Tuesday, December 28, 2010

VDI and UC—Synergistic Visions

Over the last year or so, we've seen increased momentum of Virtual Desktop Infrastructure (VDI) in the large enterprise market. In most cases, interest in VDI is motivated by a desire to minimize IT support cost through centralized application deployment and management. However, the benefits of VDI extend well beyond IT cost reduction. In my opinion, the real promise of VDI is that it enables Virtual Organizations  by providing users with access to their data, their applications, and their desktops from wherever they are, thus enabling people to work productively independent of location.

For organizations to become truly virtual, however, they not only need to provide users with access to their applications, they also need to provide users with access to other users—their coworkers, their partners, their customers, their suppliers. Unified Communications (UC) technology does just that: it enables virtual access to others by providing a face-to-face experience across the network which allows users to interact as if they were virtually in the same location.

Consequently, UC and VDI have extremely synergistic value propositions: while VDI virtualizes data and applications, UC virtualizes people, and both are needed to fully deliver on the vision of a virtual organization.

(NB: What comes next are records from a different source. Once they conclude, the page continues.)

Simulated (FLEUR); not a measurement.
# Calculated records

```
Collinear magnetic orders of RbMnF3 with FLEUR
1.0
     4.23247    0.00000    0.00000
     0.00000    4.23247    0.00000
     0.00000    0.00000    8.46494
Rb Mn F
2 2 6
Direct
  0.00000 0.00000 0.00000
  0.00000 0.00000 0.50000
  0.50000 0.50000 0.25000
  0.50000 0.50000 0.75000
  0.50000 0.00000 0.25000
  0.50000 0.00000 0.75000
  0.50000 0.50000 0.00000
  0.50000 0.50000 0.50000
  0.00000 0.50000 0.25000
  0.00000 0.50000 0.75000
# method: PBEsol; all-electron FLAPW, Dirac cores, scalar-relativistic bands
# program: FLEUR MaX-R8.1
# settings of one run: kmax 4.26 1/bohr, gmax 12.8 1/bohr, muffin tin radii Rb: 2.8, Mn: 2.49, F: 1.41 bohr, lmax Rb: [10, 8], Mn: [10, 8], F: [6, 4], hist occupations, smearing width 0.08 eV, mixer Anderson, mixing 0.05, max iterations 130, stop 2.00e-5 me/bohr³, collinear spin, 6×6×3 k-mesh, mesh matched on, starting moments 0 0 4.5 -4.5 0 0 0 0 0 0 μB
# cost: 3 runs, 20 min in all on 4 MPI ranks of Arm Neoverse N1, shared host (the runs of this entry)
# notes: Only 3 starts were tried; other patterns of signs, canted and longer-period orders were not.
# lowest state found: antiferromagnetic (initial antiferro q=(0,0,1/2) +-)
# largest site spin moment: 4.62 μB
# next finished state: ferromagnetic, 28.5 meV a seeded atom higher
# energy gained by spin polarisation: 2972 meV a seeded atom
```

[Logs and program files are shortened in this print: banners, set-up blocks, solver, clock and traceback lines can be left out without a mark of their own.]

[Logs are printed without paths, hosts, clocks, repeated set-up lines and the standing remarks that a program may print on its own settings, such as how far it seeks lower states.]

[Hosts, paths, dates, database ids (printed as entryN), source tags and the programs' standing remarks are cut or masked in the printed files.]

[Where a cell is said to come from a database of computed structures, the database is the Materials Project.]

Ironically, however, UC and VDI technologies don't work together very well today: running interactive voice and video applications in VDI environments creates bandwidth, scalability, and quality problems that are not well addressed by existing VDI technologies. Avistar currently solves these problems with our Avistar C3 Integratorproduct, which  supports out-of-band voice and video streams that bypass VDI connections altogether and instead route voice and video in a peer-to-peer fashion between communicating entities. However, for UC and VDI to truly coexist nicely, the industry must move away from application-specific solutions and instead build support for out-of-band UC communications directly into the VDI platform. Only then can UC and VDI be combined to truly deliver on the promise of virtual organizations.